Re: [PATCH 00 of 10] x86: unify asm/pgtable.h

From: Jeremy Fitzhardinge
Date: Tue Jan 08 2008 - 20:59:28 EST


Andi Kleen wrote:
Or to put it another way, what's the underlying rationale for making __PAGE_KERNEL_* not include the GLOBAL flag, but including it in the pgprot versions? It means that code like this in ioremap_64.c:

There is none, but that is not what change_page_attr() cares about.
It just cares that you pass in the correct bits and you don't currently.

I think you're missing the forrest because of all the trees currently.

Yeah, that may be true, but this particular tree is weird, and I'm trying to understand what's going on here. Specifically, 64-bit ioremap()s *don't* set _PAGE_GLOBAL, which appears to be an accident resulting from the strange definitions of __PAGE_KERNEL_* vs PAGE_KERNEL_*.
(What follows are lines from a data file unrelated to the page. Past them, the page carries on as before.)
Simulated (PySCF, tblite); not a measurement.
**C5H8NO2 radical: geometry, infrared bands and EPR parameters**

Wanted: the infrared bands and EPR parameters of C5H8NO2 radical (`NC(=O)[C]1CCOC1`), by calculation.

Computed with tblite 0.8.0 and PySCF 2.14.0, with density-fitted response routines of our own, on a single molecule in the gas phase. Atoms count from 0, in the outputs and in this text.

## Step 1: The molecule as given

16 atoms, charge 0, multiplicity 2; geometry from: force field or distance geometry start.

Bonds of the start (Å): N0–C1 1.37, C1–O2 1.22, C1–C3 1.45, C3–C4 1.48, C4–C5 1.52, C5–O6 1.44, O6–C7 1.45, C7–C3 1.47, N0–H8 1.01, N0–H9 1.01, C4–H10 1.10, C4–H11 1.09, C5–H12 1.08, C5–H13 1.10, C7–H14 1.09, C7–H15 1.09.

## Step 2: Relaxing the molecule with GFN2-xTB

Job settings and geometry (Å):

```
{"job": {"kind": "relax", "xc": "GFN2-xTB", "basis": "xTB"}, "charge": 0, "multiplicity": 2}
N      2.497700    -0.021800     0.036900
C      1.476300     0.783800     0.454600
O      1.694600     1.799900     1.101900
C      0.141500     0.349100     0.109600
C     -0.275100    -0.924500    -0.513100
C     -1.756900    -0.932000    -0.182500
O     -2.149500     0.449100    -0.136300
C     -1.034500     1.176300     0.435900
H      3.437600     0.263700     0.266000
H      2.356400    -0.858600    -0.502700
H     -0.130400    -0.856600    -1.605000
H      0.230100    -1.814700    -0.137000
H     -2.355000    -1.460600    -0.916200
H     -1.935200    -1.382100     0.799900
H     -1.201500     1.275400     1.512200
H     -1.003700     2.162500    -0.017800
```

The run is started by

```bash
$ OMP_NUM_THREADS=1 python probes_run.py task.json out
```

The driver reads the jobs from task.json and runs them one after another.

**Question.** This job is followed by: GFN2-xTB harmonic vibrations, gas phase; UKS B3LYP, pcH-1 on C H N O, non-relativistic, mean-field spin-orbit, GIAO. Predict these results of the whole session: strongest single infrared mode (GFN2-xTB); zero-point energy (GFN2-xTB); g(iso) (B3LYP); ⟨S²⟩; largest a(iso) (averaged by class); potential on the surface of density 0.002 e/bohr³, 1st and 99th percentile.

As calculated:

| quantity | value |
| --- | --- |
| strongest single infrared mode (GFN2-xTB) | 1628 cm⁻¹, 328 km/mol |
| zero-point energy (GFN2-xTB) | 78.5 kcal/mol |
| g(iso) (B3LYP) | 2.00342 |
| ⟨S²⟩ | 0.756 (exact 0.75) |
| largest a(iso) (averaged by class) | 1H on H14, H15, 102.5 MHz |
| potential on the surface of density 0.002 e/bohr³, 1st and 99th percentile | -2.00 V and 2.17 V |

For example, ioremap_64.c:__ioremap() creates a vma for the io mapping, and explicitly sets _PAGE_GLOBAL in the vma's version of pgprot - but then it calls ioremap_page_range() to actually create the mapping, which ends up making a non-global mapping, because its rolling its own version of PAGE_KERNEL by using pgprot(__PAGE_KERNEL) - which is not the actual definition of PAGE_KERNEL.

I think there's a bug around here, but I think its currently being hidden by accident. I think my changes are correct, and they're exposing some other bug. But I don't really understand how all this stuff is supposed to fit together, so I'm looking for an explanation of what's supposed to be happening - and ideally - why the current code isn't actually buggy.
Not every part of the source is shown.